WELSH PARLIAMENT

What powers does the Senedd (Welsh Parliament) have?


The National Assembly for Wales was first established in 1999 as an elected body with limited law-making powers. Successive reforms to the legislative basis of Welsh devolution – in 2006, 2011 and 2017 – have produced the parliament we see today.

Devolution across the UK now takes the form of a ‘reserved powers’ model: all powers are devolved unless explicitly reserved to Westminster. Under the system in Wales, the Senedd (Welsh Parliament) has power, known as legislative competence, to make laws over many key areas of Welsh life. These include health and social care, housing, education, transport, business, economic development, social services, language and culture, the environment, local government, and more. Since 2014, the Senedd has also gained significant tax-raising powers. In 2018, it was estimated that these covered around £5 billion in tax revenues, roughly a third of Welsh Government spending at that time.

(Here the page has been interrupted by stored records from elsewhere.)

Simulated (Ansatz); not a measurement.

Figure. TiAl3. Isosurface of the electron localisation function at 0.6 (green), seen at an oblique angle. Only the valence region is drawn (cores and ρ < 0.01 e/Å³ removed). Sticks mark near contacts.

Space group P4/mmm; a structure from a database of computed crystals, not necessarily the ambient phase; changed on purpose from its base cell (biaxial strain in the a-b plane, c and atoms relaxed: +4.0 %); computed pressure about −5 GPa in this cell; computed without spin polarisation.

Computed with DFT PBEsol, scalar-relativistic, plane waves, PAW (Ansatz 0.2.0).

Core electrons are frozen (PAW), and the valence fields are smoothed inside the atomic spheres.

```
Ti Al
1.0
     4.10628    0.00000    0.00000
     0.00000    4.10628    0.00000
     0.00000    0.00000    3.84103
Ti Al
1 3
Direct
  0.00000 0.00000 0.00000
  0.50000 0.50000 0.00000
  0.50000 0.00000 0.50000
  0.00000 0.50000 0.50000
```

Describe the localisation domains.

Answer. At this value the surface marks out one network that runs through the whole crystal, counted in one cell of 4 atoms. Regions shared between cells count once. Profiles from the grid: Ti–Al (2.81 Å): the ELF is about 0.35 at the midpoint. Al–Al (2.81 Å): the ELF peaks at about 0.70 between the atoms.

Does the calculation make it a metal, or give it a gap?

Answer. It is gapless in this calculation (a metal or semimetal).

Like the Scottish Parliament, the Senedd controls its own institutional arrangements (such as the number of elected members), as well as the voting system and electoral franchise used for devolved Welsh elections. Using these powers, it recently introduced a law (the Senedd and Elections (Wales) Act 2020) which lowered the voting age to 16 and allows foreign nationals resident in Wales to vote in Welsh elections. The same law also changed the official name of the institution from ‘National Assembly for Wales’ to ‘Welsh Parliament / Senedd Cymru’.

Welsh devolution, however, remains the most restricted of the three bespoke systems of legislative devolution in the UK. The model of reserved powers put in place by the Wales Act 2017 includes significantly more reservations than the Scottish devolved system.

One of the most controversial reservations is justice policy. Wales, unlike Scotland and Northern Ireland, is not a separate legal jurisdiction with its own system of law, police and courts; it is part of a single jurisdiction with England, put in place by Henry VIII during the 16th century. With both the Welsh and Westminster parliaments now creating laws within one jurisdiction, Welsh devolution is arguably the most complex of the three systems. An independent commission concluded last year that this arrangement was ‘failing the people of Wales’, and recommended the devolution of justice policy – a recommendation supported by the Welsh Government and the Senedd. In addition to powers over justice, the Welsh Government seeks a new constitutional settlement for the UK which would include significantly greater powers for the Senedd.

Many politicians in Wales claim that devolution is now the ‘settled will’ of the Welsh people; the powers of the Welsh Parliament, by contrast, still look anything but settled.